Tuesday, August 24, 2010

Dear Papa

One night, long after bedtime, Sophie begged me to write a letter to my dad, her late grandfather. "You promised we could do it tonight," she said. I watched her take scissors to paper and tape the little pieces together to very meticulously make a pair of butterfly wings. "It's too small for me to write the words," she said, holding up her invention. "You write it for me, Mama." That first night, she instructed me to write in block capital letters, not cursive, so that Papa would know it was really from her, even though I wrote it. "From your grandaughter, Sophie," she dictated. "I'm in first grade now. I'm almost six. Grandma misses you very much. Write me back."
  
She's been writing about a letter a day to the man she called Papa, the man she's been speaking to daily since before she took command of the English language.  Not knowing how to send a letter to someone beyond the physical, she held her letter up that first night and asked how we would send it. What was Papa's address? Where was his mailbox, anyway?  I was confused about sending the letters myself, and so I suggested burning the letter outside. "The smoke will send him your message," I said as convincingly as I could, and then heaved a giant sigh when she agreed.

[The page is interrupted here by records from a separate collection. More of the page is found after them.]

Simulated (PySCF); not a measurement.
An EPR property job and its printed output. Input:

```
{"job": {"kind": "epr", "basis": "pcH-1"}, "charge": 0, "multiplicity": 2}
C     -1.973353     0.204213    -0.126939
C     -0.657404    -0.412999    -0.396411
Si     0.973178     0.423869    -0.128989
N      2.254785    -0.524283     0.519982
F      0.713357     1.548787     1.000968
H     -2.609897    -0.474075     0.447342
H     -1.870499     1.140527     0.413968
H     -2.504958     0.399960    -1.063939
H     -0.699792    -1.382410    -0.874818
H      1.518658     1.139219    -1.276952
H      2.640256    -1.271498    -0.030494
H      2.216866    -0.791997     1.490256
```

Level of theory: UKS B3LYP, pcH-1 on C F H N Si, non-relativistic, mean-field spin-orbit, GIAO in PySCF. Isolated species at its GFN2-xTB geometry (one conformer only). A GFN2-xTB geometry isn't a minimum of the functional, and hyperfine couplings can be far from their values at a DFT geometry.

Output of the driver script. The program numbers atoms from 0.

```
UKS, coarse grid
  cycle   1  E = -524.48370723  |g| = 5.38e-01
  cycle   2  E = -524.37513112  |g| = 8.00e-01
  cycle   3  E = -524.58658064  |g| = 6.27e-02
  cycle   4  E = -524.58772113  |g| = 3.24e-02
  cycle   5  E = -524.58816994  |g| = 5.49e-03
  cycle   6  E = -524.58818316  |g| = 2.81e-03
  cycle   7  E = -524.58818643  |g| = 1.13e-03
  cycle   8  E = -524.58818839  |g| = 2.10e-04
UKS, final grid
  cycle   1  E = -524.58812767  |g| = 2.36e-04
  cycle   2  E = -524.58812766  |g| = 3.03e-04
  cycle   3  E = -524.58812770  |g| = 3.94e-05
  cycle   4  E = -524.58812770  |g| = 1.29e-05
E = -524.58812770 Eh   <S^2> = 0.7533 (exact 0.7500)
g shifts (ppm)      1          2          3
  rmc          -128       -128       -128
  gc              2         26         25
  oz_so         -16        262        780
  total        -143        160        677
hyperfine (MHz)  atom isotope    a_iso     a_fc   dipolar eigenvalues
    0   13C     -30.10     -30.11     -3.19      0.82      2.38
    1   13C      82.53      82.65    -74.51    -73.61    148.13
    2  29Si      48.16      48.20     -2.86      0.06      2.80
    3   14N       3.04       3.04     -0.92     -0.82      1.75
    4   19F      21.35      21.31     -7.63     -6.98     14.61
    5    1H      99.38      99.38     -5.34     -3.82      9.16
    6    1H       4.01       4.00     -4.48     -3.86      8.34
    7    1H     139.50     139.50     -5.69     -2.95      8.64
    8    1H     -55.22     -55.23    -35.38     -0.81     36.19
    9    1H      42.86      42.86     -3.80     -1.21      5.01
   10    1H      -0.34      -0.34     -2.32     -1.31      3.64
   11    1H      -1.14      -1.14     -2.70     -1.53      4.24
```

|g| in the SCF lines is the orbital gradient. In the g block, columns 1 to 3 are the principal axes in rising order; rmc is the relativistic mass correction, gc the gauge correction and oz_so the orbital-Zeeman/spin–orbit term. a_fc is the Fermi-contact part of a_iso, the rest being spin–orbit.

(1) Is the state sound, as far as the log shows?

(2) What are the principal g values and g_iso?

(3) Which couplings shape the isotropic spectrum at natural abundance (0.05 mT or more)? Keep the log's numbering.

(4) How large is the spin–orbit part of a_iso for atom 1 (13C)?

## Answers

Last night she wrote the letter herself: Papa, I don't know what heaven is like. Do you have information? I've lost two teeth. Love, Sophie. She decorated and clipped the tar out of her missive and handed it over.  "It's really hard to ruin it after spending so much time making it," she said. "It makes me sad at first, but I really want to send it." So under a twilight sky, the two of us watched the letter take a flame, and then take flight to wherever it went next.

1 comment:

Devyl said...

What a beautiful little girl you're raising.